The lawsuit asserted claims under three California consumer-protection statutes — the Unfair Competition Law (UCL), the False Advertising Law (FAL), and the Consumer Legal Remedies Act (CLRA) — plus breach of warranty and unjust enrichment. Brita removed the case to federal court in the Central District of California, and the district court dismissed the complaint without leave to amend, holding that no reasonable consumer would interpret the labeling as Brown did. Brown appealed only the omission-based theory and the denial of leave to amend.
The Court’s Holding
The Ninth Circuit affirmed. Even assuming Brita had a duty to disclose under California’s rules for omissions — either because the filter posed an unreasonable safety hazard or because it failed at its central function — the omission was not actionable because it was not material to a reasonable consumer.

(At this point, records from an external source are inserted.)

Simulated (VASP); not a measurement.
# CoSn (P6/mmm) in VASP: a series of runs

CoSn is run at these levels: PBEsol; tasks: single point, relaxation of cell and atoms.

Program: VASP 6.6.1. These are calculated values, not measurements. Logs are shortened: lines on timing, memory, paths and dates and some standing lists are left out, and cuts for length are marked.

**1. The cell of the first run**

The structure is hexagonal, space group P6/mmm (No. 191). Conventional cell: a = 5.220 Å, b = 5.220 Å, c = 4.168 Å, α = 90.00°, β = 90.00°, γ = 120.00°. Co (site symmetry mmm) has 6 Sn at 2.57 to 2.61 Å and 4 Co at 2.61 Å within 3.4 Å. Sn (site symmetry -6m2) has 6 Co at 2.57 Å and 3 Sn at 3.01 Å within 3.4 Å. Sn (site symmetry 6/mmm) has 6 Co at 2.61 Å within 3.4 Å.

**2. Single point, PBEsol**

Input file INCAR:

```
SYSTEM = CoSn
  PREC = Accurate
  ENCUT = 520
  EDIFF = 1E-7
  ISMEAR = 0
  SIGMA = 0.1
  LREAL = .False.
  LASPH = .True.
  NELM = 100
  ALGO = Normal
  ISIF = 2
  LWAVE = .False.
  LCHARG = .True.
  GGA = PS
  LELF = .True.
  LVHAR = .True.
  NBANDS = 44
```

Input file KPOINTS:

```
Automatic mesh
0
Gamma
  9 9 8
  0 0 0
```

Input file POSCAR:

Under California consumer-protection law, an omission is material only if a reasonable consumer would attach importance to the missing information when deciding whether to buy. The Ninth Circuit emphasized that this is the same “reasonable consumer” standard the court has long applied to UCL, FAL, and CLRA claims, not a separate, plaintiff-friendly inquiry. A plaintiff cannot satisfy the standard by pointing to the bare possibility that some buyers might misread a label.
Applying that test, the panel held that no reasonable consumer would expect a $15 water filter to remove every common hazardous contaminant from tap water to below the limits a laboratory could detect. Brita’s packaging used the word “reduces,” not “removes,” identified the specific contaminants the product targets, and directed buyers to a publicly available Performance Data Sheet with the exact testing standards and reduction levels. Given those disclosures, the court held that a reasonable consumer would already understand the product’s limits, so Brita had no obligation to add a warning that it did not eliminate other contaminants.
The panel also affirmed the denial of leave to amend. Brown wanted to add allegations about Brita’s superior internal data and clarify materiality, but no additional facts could change the core conclusion that his interpretation of the labeling was objectively unreasonable. The court therefore held that amendment would be futile.
Key Takeaways
- For California consumer-protection claims under the UCL, FAL, and CLRA, the “materiality” question for an omission is governed by the same reasonable consumer standard that applies to affirmative misrepresentation claims.
- When a manufacturer’s packaging uses precise language (such as “reduces” rather than “removes”) and directs consumers to detailed disclosures (here, a Performance Data Sheet via QR code), a plaintiff’s subjective expectation of broader performance is generally not actionable.
- Even where a duty to disclose may exist (because of an alleged safety hazard or central-function defect), the plaintiff still must show that a reasonable consumer would have attached importance to the omitted fact.
- Denial of leave to amend without giving the plaintiff a chance to replead is permissible when the legal defect — here, the unreasonableness of the expectation — cannot be cured by additional facts.
Why It Matters
Consumer-products labeling cases are one of the largest categories of class actions filed in California federal court, and many turn on what a “reasonable consumer” would think. This decision is significant for several reasons. First, it reaffirms that materiality and the reasonable consumer standard are the same inquiry for omission-based claims, foreclosing a plaintiff strategy that tried to treat materiality as a separate, easier element. Second, it gives manufacturers a meaningful safe harbor: when packaging spells out what the product actually does and points to backup technical disclosures, plaintiffs cannot manufacture liability by reading aspirational marketing in the broadest possible way.
Third, the opinion reinforces that motions to dismiss under Rule 12(b)(6) can resolve California consumer-protection class actions at the pleading stage when the alleged consumer expectation is objectively unreasonable. That is important because once class certification is reached, settlement pressure often forces resolution regardless of merit. The decision will be cited heavily in defense briefing in similar mislabeling cases involving water filters, foods marketed as “natural,” supplements, and other consumer goods sold throughout California.